Friday, February 17, 2012

Book # 6 - The Sleeping Dragon by Joel Rosenberg

This was sort of a trade off with Evan, you read my favourite 'universtiy students go into another world fantasy books and I'll read yours'. So he obliged me by reading the Fionavar Tapestry, and I'm now starting The Keepers of the Flame series with The Sleeping Dragon.

It should be noted that while I used to be an avid table top RPGer, I never really played D&D much. My group's genre of choice was mainly superheroes, and when we did move into fantasy, we used GURPS as our game system. But, even though I never played D&D much, I still have an understanding of the system and it's tropes.

Which is ultimately what drove me a little nuts about this book.

The central conceit of this series is that a group of college kids who get together for a weekly D&D game are somehow transported into their D&D world and inhabit their characters. While I have no problem with this idea (heck, it's fun), it was the... D&Dness of the world that I didn't like. Oh, you're coming into this city? What are your job descriptions? Your'e a warrior, you're a wizard and your'e a cleric? Great. And the replenishing of the spells and trying to get gold to go buy stuff... yeah, I know it's a staple, but I felt there was too much D&Dness and not enough world building. (although Evan assures me that's coming with the next book)
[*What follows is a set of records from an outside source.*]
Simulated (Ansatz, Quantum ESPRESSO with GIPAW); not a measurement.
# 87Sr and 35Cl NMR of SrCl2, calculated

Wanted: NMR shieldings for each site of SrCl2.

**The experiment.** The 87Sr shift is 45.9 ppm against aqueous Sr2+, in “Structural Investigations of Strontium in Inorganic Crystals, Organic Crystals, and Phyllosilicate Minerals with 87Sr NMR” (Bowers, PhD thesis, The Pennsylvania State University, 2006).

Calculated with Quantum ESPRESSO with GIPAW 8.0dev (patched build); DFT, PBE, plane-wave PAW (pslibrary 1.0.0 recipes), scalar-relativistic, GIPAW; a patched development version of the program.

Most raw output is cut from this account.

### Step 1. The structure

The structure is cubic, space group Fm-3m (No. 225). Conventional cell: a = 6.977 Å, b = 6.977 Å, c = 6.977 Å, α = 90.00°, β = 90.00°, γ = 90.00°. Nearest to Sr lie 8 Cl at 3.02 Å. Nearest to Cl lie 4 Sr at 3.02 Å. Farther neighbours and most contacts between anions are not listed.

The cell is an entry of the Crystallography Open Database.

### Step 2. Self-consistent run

I also felt the characters were too insular. They didn't really interact with the world, it was still just a setting for them to move through. Which, considering they only wanted to get home, did make sense, but it made for a hollow world. I wanted something more epic I suppose.

Don't get me wrong, it's not that I hated it or anything, but right now it felt a little shallow and I'm more than willing to move on if there is depth coming.

Tuesday, February 14, 2012

Book # 5 - Bite Me by Christopher Moore.

I love Christopher Moore. He is irreverent, smart, funny and completely twisted sometimes. Lamb: The Gospel According to Biff, Christ's Childhood Pal is also one of the most beautiful books I have ever read.

Bite Me is the third of Moore's vampire novels centering around Jody (vampire newbie), Tommy (Jody's boyfriend and even newer vampire newbie), Abby Normal (goth girl extrordinaire) and the crazy cast of the San Francisco they inhabit. There's a nice progression of character in the books (particularly Jody as she definitely embraces being a vampire), and a nice lack of progression (Abby is entrenched in being Abby). This time, they're up against vampire cats, which is just bizarre. I loved all the dog inner dialogue we get, and the Emperor remains one of my favourite characters.

I always find Moore's books a quick read, but not because they're fluffy, but mainly 'cause they're just so funny it's easy to plow right through them.

Thursday, February 09, 2012

Book #4, Throne of Jade by Naomi Novik

This is the second book in the Termeraire series. It's a fine sequel; nothing spectacular, nothing horrible. Basically it boils down to Laurence, Temeraire and crew go to China as a delegate from the Chinese Emperor have returned to take Termeraire back to China since he's a valuable Celestial and those are usually only given to members of the Imperial family.

So there's a freaking long sea voyage (with assassination attempts, storms, feasts, and of course, a battle with a sea serpent). They get to China (where there's assassination attempts, court intreguie, feasts and lots and lots of dragons).

Novik's world building is interesting as she portrays China as a place where dragons are treated as citizens. They have freedom to do with as they please, they are taught to read and write, they have jobs and are paid for doing these jobs. Temeraire of course notices this freedom and wonders why dragons back in England do not enjoy the same.

So I'm assuming next book we're going to have some dragon emancipation or something.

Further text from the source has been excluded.